While the politicians preach peace we find war between classes and war between nations everywhere. If we take but a short period of ten years we shall find that every country has been engaged either in war or in oppressing rebellion. Thus the tale of war is told.
We who are socialists are all in favour of peace, yet at the same time, we recognise that so long as people live in societies based upon class opposition, in societies in which the modes of producing the material sustenance of man are monopolised by a class, so long will war be rife as a means of satisfying national disputes.
The fact that one class monopolises all that is best in life because of its own means of production, while another class possesses nothing but its power of labour, and has to sell that power in order to gain a mere livelihood, is the primary cause of the war of classes. Each class seeks to better its condition. And this is only possible at the expense of the other class. A rise in wages for the worker is a fall in the profits of the employer. A reduction of hours for the worker beyond certain limits is at the expense of the employer’s surplus-value. This opposition between employer and employed manifests itself not only in the striving for better wages and reduced hours but throughout the whole of the ramifications of modern industrial, society.

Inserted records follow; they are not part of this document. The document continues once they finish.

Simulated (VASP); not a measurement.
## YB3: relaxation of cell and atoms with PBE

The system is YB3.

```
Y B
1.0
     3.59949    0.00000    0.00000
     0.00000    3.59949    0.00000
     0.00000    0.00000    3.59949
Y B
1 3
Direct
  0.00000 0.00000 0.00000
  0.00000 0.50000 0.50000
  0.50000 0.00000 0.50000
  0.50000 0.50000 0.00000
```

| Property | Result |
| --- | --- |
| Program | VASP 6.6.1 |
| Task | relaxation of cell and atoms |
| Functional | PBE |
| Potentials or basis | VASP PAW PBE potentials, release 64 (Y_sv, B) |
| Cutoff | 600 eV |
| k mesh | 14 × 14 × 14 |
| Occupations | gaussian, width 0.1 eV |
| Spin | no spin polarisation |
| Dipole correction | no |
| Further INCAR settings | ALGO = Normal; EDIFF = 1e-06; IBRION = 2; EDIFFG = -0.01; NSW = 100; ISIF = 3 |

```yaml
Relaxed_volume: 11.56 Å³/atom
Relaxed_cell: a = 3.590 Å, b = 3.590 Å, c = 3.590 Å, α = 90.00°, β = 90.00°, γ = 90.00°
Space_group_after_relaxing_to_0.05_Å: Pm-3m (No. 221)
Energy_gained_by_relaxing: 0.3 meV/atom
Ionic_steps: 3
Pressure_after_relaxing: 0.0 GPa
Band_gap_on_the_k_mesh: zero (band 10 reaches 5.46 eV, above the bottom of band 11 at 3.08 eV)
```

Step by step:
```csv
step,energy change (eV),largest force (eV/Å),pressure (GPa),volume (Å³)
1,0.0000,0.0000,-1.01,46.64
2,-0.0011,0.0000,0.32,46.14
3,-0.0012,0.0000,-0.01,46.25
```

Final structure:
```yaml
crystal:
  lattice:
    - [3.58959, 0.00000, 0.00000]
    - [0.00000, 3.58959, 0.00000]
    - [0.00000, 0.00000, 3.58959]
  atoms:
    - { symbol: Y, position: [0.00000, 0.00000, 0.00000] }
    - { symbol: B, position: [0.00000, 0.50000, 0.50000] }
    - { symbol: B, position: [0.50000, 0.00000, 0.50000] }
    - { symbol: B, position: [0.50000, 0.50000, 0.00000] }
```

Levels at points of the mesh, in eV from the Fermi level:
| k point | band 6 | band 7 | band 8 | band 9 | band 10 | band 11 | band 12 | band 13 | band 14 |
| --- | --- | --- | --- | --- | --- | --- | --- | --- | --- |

The production of commodities is today production for the market. During periods of prosperity, production is carried on by all manufacturers with great intensity. This production is furthered by means of the “credit” system, which allows of capital being borrowed and material being bought on credit. When, as a result of all the rival manufacturers turning out their goods as quickly as possible, the market becomes glutted, it becomes necessary to somehow convert these goods into money in order to discharge their liabilities. With the usual markets being glutted, it is ever more necessary to extend the limits of the market, to secure fresh outlets, and the ordinary method of arriving at this end is to annex new territory and develop its resources.
Thus arising from the very course of commerce itself comes the necessity of carrying on wars of aggression. War today is fundamentally economic, and in the interests, not of the whole people, but of the ruling class.
War, the outcome of the existing capitalist system, carries in its train results both dire and disastrous for the working people. Whether national or industrial warfare is the more distressing and far-reaching in its results may be difficult to determine, but after a minute examination of both, we have no hesitation in saying that industrial warfare has far the greater number of victims.
Enormous as have been the victims of battles, great as is men killed in battles, greater still has been the sacrifice to capitalism. Let us calculate the number of children dying in their first year from remediable causes, the number of industrial accidents, the early deaths of those living in unsanitary slum dwellings with insufficient nourishment for their daily fare, and working in polluted factories and workshops and we shall see that the industrial warfare is as severe as the armed conflict. We see that it is as necessary to consider means for the removal of the warfare of peace as of that of war-time.
By all means, let us have peace, but let us work for it by trying to remove the cause of war—our present capitalist system. When society is no longer crystallised selfishness, when the condition of man’s living is no longer at the expense of his neighbour, when anarchy is no longer the phase of production of commodities, when, instead of all these, men live, owning the material means of subsistence in common, and men and women can obtain the satisfaction of their needs without having to sell their labour force for bare subsistence, then it will no longer be necessary to speak of peace, for peace will then be a living reality.
Those who really desire that peace should reign over all the earth, who see peace between men as a condition of healthy industrial and social development should join with us of The Socialist Party in organising that party which shall preach those principles of industrial harmony based upon the abrogation of class privilege and the holding of all means of production and of distribution in common, which shall be the basis upon which shall be built up a peace which shall endure and which shall extend throughout the world-wide cooperative commonwealth.